LILLA P: When it is hard to feel like a "real" business

This month we have been featuring parts of our conversation with Pauline Nakios of LILLA P. (Catch up on posts here and here and join us for the end-of-the-month event!)

One thing Pauline, Amy & I talked about was the psychological safety net that business owners sometimes give themselves at the beginning of a new venture.

Sometimes people feel that if they act like their new business is not real or at least not a real business then they can’t really fail. Instead, they think if they are just sort-of trying something then they can also just sort-of stop doing it when they want without feeling badly about it.

Pauline shared that she felt this way when she started more than 10 years ago. She said that if she believed that she was “not a real business” then it wasn’t a big deal, but once she proclaimed her legitimacy and that she was really trying her hand at entrepreneurship then she had a lot more to lose.

We have talked about this phenomenon – The Impostor Complex - before.
It is challenging to assume and own a new identity. Once you claim that you are doing something or want something then, of course, it means more when you don’t get it. However, I would also argue that if you don’t claim it you are more likely to not get what you want. After all, our businesses are reflections of what we make them.

Most everyone who knows us knows that we are big fans of ventures of all shapes, sizes, and intents. And it shouldn’t be surprising that we believe that if you don’t take yourself seriously for your efforts – whatever they are – then you’re unlikely to get any serious rewards. Why? Well you’re unlikely to treat your venture or yourself with the same level of respect & you’re unlikely to convince others (customers, vendors, partners, etc.) that you’re doing something worthwhile and interesting.

However, where this whole impostor complex becomes a bit tricky and catch-22-ish is when you look at the cost of feeling like you have go into everything with a certain amount of certainty and seriousness.

It’s also true that prematurely claiming or owning something can unnecessarily tie us to experiments we’d like to abandon. And worst of all, the pressure to prematurely declare something formal may prevent us from experimenting and trying our hand at things in a more organic way.

So for the record we are fans of both experimentation AND legitimacy. And think that we’ve seen this continuum negotiated best when folks are comfortable in both roles, have clear boundaries and points of evaluation, and are articulate about their intentions.

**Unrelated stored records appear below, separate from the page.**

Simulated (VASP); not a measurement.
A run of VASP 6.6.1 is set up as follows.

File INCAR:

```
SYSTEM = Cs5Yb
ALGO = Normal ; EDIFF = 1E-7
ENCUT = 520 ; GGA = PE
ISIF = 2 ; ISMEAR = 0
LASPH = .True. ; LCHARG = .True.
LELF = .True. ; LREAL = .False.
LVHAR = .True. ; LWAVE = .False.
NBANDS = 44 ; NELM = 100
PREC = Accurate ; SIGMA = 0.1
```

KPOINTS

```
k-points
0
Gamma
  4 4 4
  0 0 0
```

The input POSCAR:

For example, “we thought we try doing this because the climate seems right and are willing to give it a good 6 months before we evaluate whether we’d like to formalize it or move on” or “Doing XYZ has always been a passion of mine and I figure now was a good time to see if I could make a business out of it and if I even like the process of running the show. I’m planning to test it out for a few months before I decide if I really want to invest more.”

These are both clearly examples of experiments, and are quite different from legitimate ventures where people have invested a tremendous amount of time, energy, capital and resources. Where folks really seem to get stuck is moving from the “experiment phase” to the “legitimate phase”.

Some ideas on how to navigate the transition:

1. Be clear about whether something is an experiment or not…if you are seriously relying on the business revenue and viability, then it is no longer an initial experiment

2. Be very clear about what your goals and intentions are (for now). Nothing will make you feel illegitimate faster than comparing what you are doing to someone else’s goals.

3. Be respectful of the time and energy that you are investing in your venture and speak and behave in a way that demonstrates that – chances are others will follow your lead

4. And of course, as always, surround yourself with resourceful peers who are on your same wave-length and can validate your experiences as an entrepreneur!

Thanks, Pauline, for all the brain food!